Motorcycle sales are in the doldrums.
Here's one reason why
In the December 25, 2017, edition of trade publication Powersports Business (“Inspiring Success Through Market Intelligence” reads the subhead), in the “Solutions” section, under the “Retail Remedies” banner, is the column “10 ways to increase profits with pre-owned sales” by Steve Jones. Before launching into the meat of his approach, Jones, writing to motorcycle dealerships, lays down the law. “Rule 1 of the used business: buy low and sell high…profit in the pre-owned business is made in the buy.” Jones’s next point—“Words are important!”—addresses the ambiguity within Rule 1. Is a motorcycle “pre-owned” or “used?”
"The words 'pre-owned' increase the customer's perception of value, which helps you justify the retail price"
“When you are buying,” writes Jones, “the unit is ‘used’; when you are selling, the unit is ‘pre-owned.’” The word “used,” according to Jones, creates a “perception of lower value, which helps justify your appraisal price.” The words “pre-owned,” however, increase the “customer’s perception of value, which helps you justify the retail price…” Salespersons in the dealership are to be coached and reminded “frequently” about these “key” words.
But what, exactly, does pre-owned mean? The prefix pre denotes before. Premarital (before marriage) is irrevocably tied to premature (before her satisfaction). If responsible steps were overlooked, pre-embryo is the beginning of your horror and pre-nuptial the sealing of your fate. Pre-owned precedes ownership. You can predecease (RIP) your Multistrada, you can be preoccupied by its lumpy running at low revs, and you can be aggrieved at its preposterously tall seat height. But a Multistrada cannot be preowned. A word for this condition already exits. That word is new.
Jones, regrettably, encourages dealerships to perpetuate the browbeating motorcyclists endure from salesmen at trade-in time. A three-year-old Multistrada, about to be traded for a new (or is that unused?) KTM Adventure isn’t a desirable Italian motorcycle brimming with mechanical sophistication and electronic fortification. To the salesman, your bike is an unnecessarily complex machine cursed by Italian electrics. But, curiously, the Multistrada’s devaluation lasts only as long as it takes to squirt its chain with lube, spritz its bodywork with Armor All, and roll it into position on the showroom floor. Once the pre-owned tag is affixed to the Multistrada’s handlebar, its resurrection to respectable is complete.

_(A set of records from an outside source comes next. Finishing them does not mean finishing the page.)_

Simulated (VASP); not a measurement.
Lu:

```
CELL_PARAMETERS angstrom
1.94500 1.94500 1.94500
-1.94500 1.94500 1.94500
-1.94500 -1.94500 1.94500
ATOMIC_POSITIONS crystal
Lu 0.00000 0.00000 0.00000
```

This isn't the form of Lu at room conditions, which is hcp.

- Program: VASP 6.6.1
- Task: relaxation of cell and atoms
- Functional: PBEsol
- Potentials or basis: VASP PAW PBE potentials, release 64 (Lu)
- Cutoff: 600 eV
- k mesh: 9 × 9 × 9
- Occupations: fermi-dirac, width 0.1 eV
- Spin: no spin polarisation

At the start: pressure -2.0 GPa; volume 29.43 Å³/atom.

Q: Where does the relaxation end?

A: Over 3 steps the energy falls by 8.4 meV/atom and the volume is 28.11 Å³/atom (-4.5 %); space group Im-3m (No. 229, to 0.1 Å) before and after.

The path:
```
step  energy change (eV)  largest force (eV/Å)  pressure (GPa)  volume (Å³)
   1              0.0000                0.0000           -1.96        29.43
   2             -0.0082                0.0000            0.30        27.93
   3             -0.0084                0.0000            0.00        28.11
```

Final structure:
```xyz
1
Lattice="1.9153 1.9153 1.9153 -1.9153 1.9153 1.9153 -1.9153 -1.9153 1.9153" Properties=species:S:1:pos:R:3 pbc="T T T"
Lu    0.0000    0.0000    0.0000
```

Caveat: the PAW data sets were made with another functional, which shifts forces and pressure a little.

Jones wants dealerships to make a fair profit. And so do we. Profit means the dealership remains in business, so when you snap a clutch cable at noon on a Saturday, Sunday’s ride to the mountains or down to the shoreline isn’t a washout. And no dealerships mean no new motorcycles. The animus between dealerships and its customers is incomprehensible. Buying a new bike is thrilling. Share the joy with us. Make it a good experience and we’ll be back. And we’ll tell our friends. Jones is spot-on when he writes, “Words are important!” But use them to communicate—not to obfuscate.